I've been reviewing books online, on various sites since 2007. Random Thing Through My Letterbox has only been alive since March 2011, so there are around four years worth of reviews out there that I haven't featured on the blog. Many of those are for books that I have loved. I thought that I'd post them here. My review style has improved over the years I think ...
From the internationally bestselling author of The Wedding Officer comes a novel whose stunning blend of exotic adventure and erotic passion will intoxicate every reader who tastes of its remarkable delights.
When a woman gives a man coffee, it is a way of showing her desire.—Abyssinian proverb
It was a cup of coffee that changed Robert Wallis’s life—and a cup of very bad coffee at that. The impoverished poet is sitting in a London coffeehouse contemplating an uncertain future when he meets Samuel Pinker. The owner of Castle Coffee offers Wallace the very last thing a struggling young artiste in fin de siècle England could possibly want: a job.
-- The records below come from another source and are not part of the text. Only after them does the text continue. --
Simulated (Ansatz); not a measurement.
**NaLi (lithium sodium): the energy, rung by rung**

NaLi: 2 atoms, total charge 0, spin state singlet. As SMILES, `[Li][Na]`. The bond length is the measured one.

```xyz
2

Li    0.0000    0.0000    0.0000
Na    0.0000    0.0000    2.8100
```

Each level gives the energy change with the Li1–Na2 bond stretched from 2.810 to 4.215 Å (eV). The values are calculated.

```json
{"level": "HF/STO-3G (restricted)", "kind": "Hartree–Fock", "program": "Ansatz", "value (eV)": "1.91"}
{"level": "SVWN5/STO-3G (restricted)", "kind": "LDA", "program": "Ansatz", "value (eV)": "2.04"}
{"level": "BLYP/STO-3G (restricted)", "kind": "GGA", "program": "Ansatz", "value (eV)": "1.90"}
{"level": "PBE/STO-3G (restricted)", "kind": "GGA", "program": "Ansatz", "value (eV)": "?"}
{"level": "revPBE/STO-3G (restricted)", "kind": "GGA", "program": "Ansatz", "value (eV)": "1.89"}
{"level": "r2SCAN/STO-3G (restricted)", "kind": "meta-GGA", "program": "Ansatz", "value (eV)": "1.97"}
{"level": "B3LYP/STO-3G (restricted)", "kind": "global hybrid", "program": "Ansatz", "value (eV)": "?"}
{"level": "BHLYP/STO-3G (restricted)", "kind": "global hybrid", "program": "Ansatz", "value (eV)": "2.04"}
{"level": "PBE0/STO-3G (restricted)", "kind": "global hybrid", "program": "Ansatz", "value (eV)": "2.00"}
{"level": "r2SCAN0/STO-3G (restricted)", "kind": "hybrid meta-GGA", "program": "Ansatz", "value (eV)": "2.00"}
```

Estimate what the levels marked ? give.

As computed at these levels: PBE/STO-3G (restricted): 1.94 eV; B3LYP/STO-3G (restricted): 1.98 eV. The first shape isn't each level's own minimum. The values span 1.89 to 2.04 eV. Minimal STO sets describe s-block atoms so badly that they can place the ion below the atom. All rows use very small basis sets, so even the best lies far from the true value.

But the job Wallis accepts—employing his palate and talent for words to compose a “vocabulary of coffee” based on its many subtle and elusive flavors—is only the beginning of an extraordinary adventure in which Wallis will experience the dizzying heights of desire and the excruciating pain of loss. As Wallis finds himself falling hopelessly in love with his coworker, Pinker’s spirited suffragette daughter Emily, both will discover that you cannot awaken one set of senses without affecting all the others.
Their love is tested when Wallis is dispatched on a journey to North Africa in search of the legendary Arab mocca. As he travels to coffee’s fabled birthplace—and learns the fiercely guarded secrets of the trade—Wallis meets Fikre, the defiant, seductive slave of a powerful coffee merchant, who serves him in the traditional Abyssinian coffee ceremony. And when Fikre dares to slip Wallis a single coffee bean, the mysteries of coffee and forbidden passion intermingle…and combine to change history and fate.
The Various Flavours of Coffee was published by Bantam in August 2008.
Well, what a romp of a read! And so very different to The Food Of Love or The Wedding Officer. If you fell in love with Bruno from The Food Of Love and expect another luscious hero then think again. Our hero in 'Coffee' is Robert Wallis - and although he comes through by the end, it takes a long time to warm to his character. This one moves away from Capella's usual romantic comedy and although it is still playful and sensual there is less farce.
The story follows twenty years of Robert's life. From his days as a bit of a waster, hanging around brothels and clubs in London with his rich play-boy friends, through his discovery of the Pinker sisters, his five years overseas and back home to London.
There are some wonderful quotes in this book, some that made me gasp and some that had me giggling. Amongst my favourites; Robert has just landed at Alexandria and quickly found his way to the local bar/whorehouse, where he takes the opportunity to sample the girls on offer. When relaying this episode to a friend at home in a letter, he writes: ".... my first dark-skinned girl. Completely shaven, incidentally. She was pleasantly flexible, I thought, in comparison to London girls, though a little dry."
So that is the sort of guy Robert starts out like. Through the years he mellows, he has many experiences. He lives amongst a native tribe and falls in love with a native girl - head over heels in love - the consequences of this love affair, change Robert completely and this is when he becomes more human and the reader starts to really care about him. The story also centres around the sufragette movement, and of course the coffee industry in the early twentieth century.
Anthony Capella is a talented author who has shown with this novel that he can turn his hand to more than the romantic comedy he is known for.
Anthony Capella was born in Uganda, Africa in 1962. He was educated at St Peter’s College, Oxford, where he graduated with a First in English Literature.
The Food of Love, his first novel, was a Richard and Judy Summer Read in the UK. It has been translated into nineteen languages.
His second novel, The Wedding Officer, was another international bestseller. Both books have been optioned for the screen.
His third novel, The Various Flavours of Coffee, was a WH Smith Read of the Week in the UK and a Target Breakout Selection in America.
The Empress of Ice Cream came out in 2010 and Love and Other Dangerous Chemicals in 2012.